Once upon a time I was given a task to improve TPS (transaction per second) of a UDP Server. UDP Server was a very simple program written in Java using datagram socket server. Program was receiving udp message and doing some replacement in the message. Each message was of a small size(around 1024 bytes).
But huge packet loss was being reported on client side.
Analysis for finding the root cause was as follows :
- Being UDP server, minor percentage of packet loss is acceptable and if network is heavily loaded, then its unavoidable. But in this case around 80%-90% packets were being dropped. Sysadmin also checked network congestion and it was withing normal limits. So something else was definitely going wrong
- Server machine configuration was also quite good. (64 GB RAM, 4 core cpu with 2.x GHz clock speed ), network card attached was of 10Gbps) so there does not seemed to be an issue with the machine hardware configuration.
- Other area of suspicion was multi-threading. Program was single threaded. It was reading message and processing. So first thing which comes to every programmer is that let’s try multi-threading. I also went ahead with that though process and started looking at the code to make it multi-threaded.
- But when I looked at code, I realized that it was just doing simple find replace after reading the message, which should not take more than few instructions on processor. 80% around package loss due to processing time was very much unlikely.

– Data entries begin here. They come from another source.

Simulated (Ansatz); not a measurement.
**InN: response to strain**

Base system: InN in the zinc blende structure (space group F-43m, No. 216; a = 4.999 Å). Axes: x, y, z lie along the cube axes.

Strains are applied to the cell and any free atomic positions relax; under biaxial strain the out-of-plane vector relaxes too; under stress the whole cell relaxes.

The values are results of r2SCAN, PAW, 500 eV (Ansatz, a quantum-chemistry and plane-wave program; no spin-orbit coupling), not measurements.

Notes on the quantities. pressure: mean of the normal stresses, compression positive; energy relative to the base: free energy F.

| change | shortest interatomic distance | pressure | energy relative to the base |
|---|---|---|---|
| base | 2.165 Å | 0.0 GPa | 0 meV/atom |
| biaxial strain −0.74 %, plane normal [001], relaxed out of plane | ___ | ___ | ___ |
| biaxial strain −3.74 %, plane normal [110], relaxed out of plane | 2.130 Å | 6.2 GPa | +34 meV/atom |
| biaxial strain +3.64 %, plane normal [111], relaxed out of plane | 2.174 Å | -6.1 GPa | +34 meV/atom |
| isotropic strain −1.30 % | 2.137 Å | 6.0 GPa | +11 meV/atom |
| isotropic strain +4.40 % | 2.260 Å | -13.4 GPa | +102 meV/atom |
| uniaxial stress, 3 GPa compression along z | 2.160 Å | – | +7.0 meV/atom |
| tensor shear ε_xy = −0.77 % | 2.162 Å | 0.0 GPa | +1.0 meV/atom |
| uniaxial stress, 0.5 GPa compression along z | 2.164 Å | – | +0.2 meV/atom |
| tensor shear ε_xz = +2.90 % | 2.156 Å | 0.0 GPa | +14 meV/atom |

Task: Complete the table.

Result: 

- After looking at the code, it seemed that if code was made multi-threaded, it might increase the overall time, instead of decreasing it, due to the synchronization, thread switch and other overhead introduced by multi-threading
- At this point, I was sure that packet loss is not happening due to network congestion, hardware configuration, long message processing time. So what is going wrong than?? why packet loss ??
- So I started looking at all the steps involved in UDP packet processing. It has got mainly 2 steps
- Packets are first received by OS and buffered
- Program reads packets from this queue, in this case java program’s datagram socket reads from the OS packet buffer
- Since the program was very simpler one, I started exploring about first point and try to find some issue over there
- I found that in linux systems, UDP and TCP packets which are received are queued.
- There is separate buffer for reading packets and writing packets
- Each buffer has some default memory allocated, but we can configure that memory as per our requirements.
- Now this could be the problem, if there is not enough memory allocated to the buffer then packet loss can occur, consider following scenarios
- Packets are coming at higher speed than the processing capability of the program. If that is the case then packets will be buffered for some time and when the buffer becomes full, packet starts to drop
- Packet are coming at much higher rate, packet rate is so higher that even if processing is able to cope up with the packet rate, but there is not enough memory to store it. I will elaborate this point with an example
- Suppose packets are coming at rate of 100 packets/second
- Program is able to process 100 packets/second
- But OS has allocated memory to read buffer such that only 10 packets can be stored
- Now say on the 1st second 10 packets will come, program will process that packets and everything works fine
- 2nd second 100 packets will come simultaneously, but os buffer can store only 10 packets at a time, so it will store 10 packets and drop rest of the 90 packets. Program will process that 10 packets
- Here though the program is capable of processing 100 packets, packet loss occurs due to lower memory allocated to OS read buffer. This situation is out of scope for any program and needs to be handled at OS level
- Linux has configuration parameter for fine tuning the UDP and TCP read/writer buffer. Following parameters were changed :
- net.core.rmem_default : The default setting of the socket receive buffer in bytes
- net.core.wmem_default : The default setting(in bytes) of the socet send buffer
- net.core.rmem_max : The maximum receive socket bufer size in bytes
- net.core.wmem_max : The maximum send socket buffer in bytes.
- net.core.netdev_max_backlog : Maximum number of packets, queued on the INPUT side, when the interface receives packets faster than kernel can process them.
Following are the commands to change parameters on RHEL:
- sysctl -w net.core.rmem_default=73400320
- sysctl -w net.core.wmem_default=73400320
- sysctl -w net.core.rmem_max=73400320
- sysctl -w net.core.wmem_max=73400320
- sysctl -w net.core.netdev_max_backlog=3000
Above values should also be specified in /etc/sysctl.conf file so that values will be persisted during machine restart.
Follow below steps to add these values in /etc/sysctl.conf file
- Open the /etc/sysctl.conf file
- vi /etc/sysctl.conf
- Now add the following properties in the file if not already present, if any property is already present in the file then please change the value for that property in the file
- core.rmem_default = 73400320
- core.wmem_default = 73400320
- core.rmem_max = 73400320
- core.wmem_max = 73400320
- core.netdev_max_backlog = 3000
- Save the /etc/sysctl.conf file
Here in my case I had configured 70MB of buffer and max_backlog of 3000, which turned out to be sufficient. Depending on the traffic requirement this might need to be adjusted.
Before these changes UDP server’s TPS was around 1000, after these changes TPS went up to 9000 and still there was a potential if traffic increases.